Friday, July 30, 2004

The GlaxoSmithKline Candidate

Blessed reprieve: The grandparents are taking the kids this weekend for a weeklong visit.

The Divine Mrs. M. and I will be able to do kinky things like eat a meal without yelling, "Eat what you've given" 47 times. I thought it might even be nice to go to a movie that's not animated by Pixar. So I went over to read what Roger Ebert thought was good and he had The Manchurian Candidate. In this version, the evil of the oppressive, totalitarian, butchering ChiComs has been replaced by a US multi-national corporation. I'm guessing it's a drug company whose products have saved my kids lives a couple of times-greedy bastards.

When the original was made in 1962, China was a definite enemy. In 2004, the U.S. also has some definite enemies and hollywood comes up with....us. A publicly owned, worker employing, firm producing something demanded by consumers. No suicide bombing Islamofacists, no Falon Gong killing Chinese, no food-for-oil bribe taking, reactor selling French...us!

Roger Ebert's column also annoyed me.

There's a level of cynicism here that is scarier than the Red Chinese villains
in John Frankenheimer's 1962 classic. It's a stretch to imagine a communist
takeover of America, but the idea that corporations may be subverting the
democratic process is plausible in the age of Enron.
A communist takeover was a stretch. Oh, really? All that Sovietphile Henry Wallace had between him and the Oval Office was FDRs rice paper of a heart.

I'm also tired of Enron being held up as evidence of some failure of our system. To the contrary, it was a glowing success. They cheated and created no value. They couldn't perpetuate their lie forever. Adam Smith's invisible hand bitch slapped them down. That's what capitalism is about. A brief amount of pain but the problem is corrected.

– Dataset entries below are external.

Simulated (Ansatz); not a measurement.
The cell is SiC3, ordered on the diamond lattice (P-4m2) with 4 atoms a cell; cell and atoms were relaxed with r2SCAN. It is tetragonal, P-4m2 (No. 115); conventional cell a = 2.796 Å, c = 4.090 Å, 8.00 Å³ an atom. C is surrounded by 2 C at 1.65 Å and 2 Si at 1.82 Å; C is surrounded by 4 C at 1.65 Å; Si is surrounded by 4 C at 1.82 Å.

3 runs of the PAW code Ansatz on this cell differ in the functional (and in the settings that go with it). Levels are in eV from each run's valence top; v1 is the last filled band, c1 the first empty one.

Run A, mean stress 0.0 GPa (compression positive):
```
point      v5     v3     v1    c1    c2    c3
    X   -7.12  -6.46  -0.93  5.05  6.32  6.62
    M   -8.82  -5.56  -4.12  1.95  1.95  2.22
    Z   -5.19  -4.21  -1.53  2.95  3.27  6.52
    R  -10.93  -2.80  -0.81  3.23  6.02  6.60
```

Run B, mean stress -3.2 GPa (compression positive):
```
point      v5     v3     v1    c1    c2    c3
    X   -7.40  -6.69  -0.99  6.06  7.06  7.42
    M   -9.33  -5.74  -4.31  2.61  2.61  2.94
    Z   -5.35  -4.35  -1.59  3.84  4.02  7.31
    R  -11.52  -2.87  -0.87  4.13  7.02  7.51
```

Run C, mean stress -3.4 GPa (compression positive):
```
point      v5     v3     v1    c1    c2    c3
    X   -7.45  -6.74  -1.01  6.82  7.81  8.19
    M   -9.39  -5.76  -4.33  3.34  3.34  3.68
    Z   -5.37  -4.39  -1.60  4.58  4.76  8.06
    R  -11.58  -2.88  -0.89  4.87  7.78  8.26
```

As for subverting the democratic process, I'm more afraid of the government itself.
What happens when you remove capitalist forces? You take the sting of the bitch slap away. You get the social security administration, the farm program, price supports, all the other wastes I wrote about in The Pure Investor. A problem that doesn't benefit anybody, costs everybody and never ends.